Skip to content

Installation

OneCrawler targets Python 3.10 and newer.

Install From PyPI

pip install onecrawler

Browser Support

OneCrawler uses Playwright for browser-backed link extraction and browser-backed scraping. Install browser binaries if you plan to use LinkExtractionEngine or any workflow that needs rendered pages.

python -m playwright install chromium

In Linux containers, you may also need Playwright system dependencies:

python -m playwright install --with-deps chromium

Sitemap-only installs do not need a browser

If your application only uses UniversalSiteMap or direct SiteMap parsing, you can skip Playwright browser installation until you add browser-backed crawling or scraping.

Containers often need system dependencies

Browser launch failures in Docker and CI are usually missing system libraries or sandbox restrictions. Start with python -m playwright install --with-deps chromium in those environments.

Optional GenAI Dependencies

Install the GenAI extra when you use model-assisted extraction.

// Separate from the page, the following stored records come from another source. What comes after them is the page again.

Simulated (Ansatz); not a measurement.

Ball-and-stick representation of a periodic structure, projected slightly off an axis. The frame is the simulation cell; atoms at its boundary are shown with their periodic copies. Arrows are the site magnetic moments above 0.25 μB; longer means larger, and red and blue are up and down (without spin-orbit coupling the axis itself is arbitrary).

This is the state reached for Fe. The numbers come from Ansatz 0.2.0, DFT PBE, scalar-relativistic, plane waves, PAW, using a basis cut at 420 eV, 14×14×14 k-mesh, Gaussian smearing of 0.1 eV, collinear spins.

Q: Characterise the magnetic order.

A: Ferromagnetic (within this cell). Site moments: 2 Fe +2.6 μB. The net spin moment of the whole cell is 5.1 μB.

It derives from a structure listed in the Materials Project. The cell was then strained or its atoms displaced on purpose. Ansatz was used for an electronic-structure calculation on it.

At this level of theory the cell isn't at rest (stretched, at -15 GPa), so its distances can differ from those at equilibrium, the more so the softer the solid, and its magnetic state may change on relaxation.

pip install "onecrawler[genai]"

This installs the optional LangChain and LangGraph dependencies used by the GenAI components.

Install GenAI extras only when needed

The default install is enough for sitemap discovery, link extraction, and heuristic scraping. Add onecrawler[genai] only for model-assisted structured extraction.

Install From Source

pip install git+https://github.com/sayedshaun/onecrawler.git

Local Development Install

git clone https://github.com/sayedshaun/onecrawler.git
cd onecrawler
python -m pip install -e ".[dev]"
python -m playwright install chromium

Verify The Install

import onecrawler

print(onecrawler.__version__)

For browser workflows, run a small shallow extraction against a site you control or a stable public page.

Environment Notes

Use a virtual environment for production jobs so browser binaries, optional GenAI dependencies, and crawler versions are controlled.

In CI or Docker, cache Playwright browsers if possible. Browser installation is often the slowest part of a fresh environment.

If you only use UniversalSiteMap, you do not need to launch a browser. Sitemap discovery uses HTTP clients and XML parsing, so it is lighter than browser crawling.

Pin versions for scheduled jobs

For repeatable crawls, pin OneCrawler and Playwright versions in your deployment environment. Browser behavior can change across dependency upgrades.